Larry Thack is still waiting for his car tags even though they cashed the check two weeks ago!

At least once a year or so I seem to find myself searching for a birthday gift for my wife. This has gotten more difficult over the years as we’ve progressed into a new stratum of gift-giving and I’m not sure what it is. When we were young, I’d just get “things,” then I’d get shelves and bags to store the “things,” now I suppose she’d rather have “solutions” and “experiences.”
I went down to the natural foods store to see if they had a remedy for her “night-cussing.” For years now she would succumb to episodes where the slightest noise would set her off. She just screams expletives and mixes in some roars of laughter. It’s very witch-like and I’m afraid if word gets out some of the ladies from the church might run her out of the diocese. Anyway, the lady who runs our favorite health store is an expert at kindly telling me how wrong I am all the time. Although many years younger than me she looks much older and thereby feels it’s okay to talk to me like a child. Despite the fact that she exists as the paradigm of pretentiousness, she does possess a broad knowledge of homeopathic tonics and cure-alls. It always takes me a minute to adapt to the obnoxious and unnatural smell of her store. She cooks a stew throughout the day and it makes the whole place smell like a Chinese restaurant’s dumpster just urinated into a corpse sock. Fortunately she knew exactly what I needed and I was allowed to stumble out and vomit on the sidewalk. A bottle of Lavendula angustifolia oil would do the trick! She also recommended a dreamcatcher which I was able to make myself from items I found in and around trashcans at the Peachtree City Wyndham. Incidentally, I find that a top-notch place for scavenging and it also gives me the opportunity to introduce myself and welcome visitors to the area.

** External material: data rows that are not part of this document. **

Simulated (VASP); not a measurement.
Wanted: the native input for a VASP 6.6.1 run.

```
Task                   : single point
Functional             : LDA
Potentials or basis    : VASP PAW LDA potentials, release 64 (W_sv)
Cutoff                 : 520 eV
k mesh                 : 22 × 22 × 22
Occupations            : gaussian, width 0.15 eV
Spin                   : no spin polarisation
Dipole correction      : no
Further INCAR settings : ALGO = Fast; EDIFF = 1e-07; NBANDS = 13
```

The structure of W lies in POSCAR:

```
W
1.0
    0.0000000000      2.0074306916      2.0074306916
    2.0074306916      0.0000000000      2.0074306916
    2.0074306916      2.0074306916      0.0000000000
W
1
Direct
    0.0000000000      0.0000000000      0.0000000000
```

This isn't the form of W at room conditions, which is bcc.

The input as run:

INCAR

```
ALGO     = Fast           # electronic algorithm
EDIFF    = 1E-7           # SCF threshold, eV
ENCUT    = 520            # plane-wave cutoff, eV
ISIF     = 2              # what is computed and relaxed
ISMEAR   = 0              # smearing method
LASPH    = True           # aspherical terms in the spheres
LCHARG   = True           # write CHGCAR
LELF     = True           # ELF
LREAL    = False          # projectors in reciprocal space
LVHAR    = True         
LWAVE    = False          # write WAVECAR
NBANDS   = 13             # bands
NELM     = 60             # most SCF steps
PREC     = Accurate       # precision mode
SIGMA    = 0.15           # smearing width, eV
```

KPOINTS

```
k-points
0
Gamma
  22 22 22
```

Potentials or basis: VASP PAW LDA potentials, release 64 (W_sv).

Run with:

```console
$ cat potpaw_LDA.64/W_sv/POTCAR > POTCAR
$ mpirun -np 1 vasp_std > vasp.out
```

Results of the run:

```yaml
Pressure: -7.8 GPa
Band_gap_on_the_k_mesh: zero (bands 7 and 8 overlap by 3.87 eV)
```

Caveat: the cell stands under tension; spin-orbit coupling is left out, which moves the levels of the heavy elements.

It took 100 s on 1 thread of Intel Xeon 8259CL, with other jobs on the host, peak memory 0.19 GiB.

Every year I find myself at a jeweler but leave empty-handed. I went to a small jeweler in a strip mall and met an eyeless man who seemed more interested in showing me men’s jewelry. As he showed me his bracelet and accompanying rings he explained how he got the scars on each finger. All of the scars he attributed to the skulls of various people which were credited by name. One scar was from a spill down the stairs right before he was to play golf. We agreed that was the worst. Frightened by the jeweler, I justified that she would only want jewelry to “hock it.” Not for the money, just so she could say, “I had to hock all my jewelry.”
This year feels like it’s going to be pretty low-key. I’ll do the usual things like pick up her prescriptions and leaf-blow her “sitting areas.”